Artist YNGVE HOLEN Could Be Our Travel Agent
Berlin-based artist Yngve Holen opens his exhibition Original Spare Part at Stuart Shave / Modern Art in London. Holen’s work explores how industrial technologies—including those of commercial aviation, 3D printing, consumer appliances, and food production—impact daily life. Combining sculpture with various imaging techniques, the artist raises questions about replaceability, the consumer experience, and the ways in which production engineering are represented. Holen shows that digital technology is an extension of industrial manufacturing, and that, like the body itself, our experience of both is characterized by the possibility for enhancement and the risk of vulnerability.

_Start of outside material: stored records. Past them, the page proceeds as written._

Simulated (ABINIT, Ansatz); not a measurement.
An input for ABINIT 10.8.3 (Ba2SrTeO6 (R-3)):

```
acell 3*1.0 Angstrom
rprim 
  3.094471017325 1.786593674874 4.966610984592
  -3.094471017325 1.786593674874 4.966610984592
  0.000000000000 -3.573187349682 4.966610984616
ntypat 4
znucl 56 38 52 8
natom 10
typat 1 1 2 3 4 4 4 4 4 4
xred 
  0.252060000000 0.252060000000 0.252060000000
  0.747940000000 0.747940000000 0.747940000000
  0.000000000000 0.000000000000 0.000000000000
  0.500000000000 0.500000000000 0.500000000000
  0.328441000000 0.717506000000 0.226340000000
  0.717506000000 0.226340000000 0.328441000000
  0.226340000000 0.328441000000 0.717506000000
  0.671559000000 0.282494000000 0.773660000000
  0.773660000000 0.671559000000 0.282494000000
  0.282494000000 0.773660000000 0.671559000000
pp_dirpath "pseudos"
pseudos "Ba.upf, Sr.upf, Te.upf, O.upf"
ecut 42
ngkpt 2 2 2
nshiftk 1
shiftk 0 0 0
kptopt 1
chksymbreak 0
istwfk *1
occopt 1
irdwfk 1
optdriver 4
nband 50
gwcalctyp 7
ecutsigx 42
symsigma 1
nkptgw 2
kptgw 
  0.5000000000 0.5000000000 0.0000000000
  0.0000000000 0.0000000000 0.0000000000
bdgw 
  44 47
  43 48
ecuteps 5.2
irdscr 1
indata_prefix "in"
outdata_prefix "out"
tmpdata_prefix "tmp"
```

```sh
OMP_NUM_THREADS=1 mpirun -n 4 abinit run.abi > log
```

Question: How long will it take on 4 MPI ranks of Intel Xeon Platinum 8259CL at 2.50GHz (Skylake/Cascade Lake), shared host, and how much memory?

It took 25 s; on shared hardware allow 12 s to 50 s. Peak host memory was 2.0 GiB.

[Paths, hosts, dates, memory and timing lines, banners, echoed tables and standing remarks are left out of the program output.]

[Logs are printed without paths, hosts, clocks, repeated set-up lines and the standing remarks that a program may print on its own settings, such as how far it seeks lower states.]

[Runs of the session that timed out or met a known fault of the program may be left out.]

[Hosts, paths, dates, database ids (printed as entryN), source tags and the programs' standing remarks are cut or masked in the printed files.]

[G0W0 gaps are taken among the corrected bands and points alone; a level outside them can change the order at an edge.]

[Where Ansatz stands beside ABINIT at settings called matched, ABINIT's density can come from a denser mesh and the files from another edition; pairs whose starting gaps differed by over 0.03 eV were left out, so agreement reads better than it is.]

For Original Spare Part, Holen presents a series of sculptures comprised of scale model airliners arranged beneath folds of plastic printed with thermographic images of an empty airline cabin. Sides of meat have been scanned and 3D printed. A video from POV footage recorded by the artist as a passenger onboard various flights is channelled on engraved HD screens.
If you’re not able to attend the exhibition in London, we recommend picking up a copy of ETOPS (2013), Holen’s parody inflight magazine, designed by Per Törnberg and published by Rogaland Kunstsenter, Stravanger, Norway. ETOPS is an aviation acronym that stands for “Extended range Twin Operations,” used to describe twin-engine aircrafts capable of traveling trans-Atlantic distances. ETOPS is also jokingly explained as “Engines Turn Or Passengers Swim.”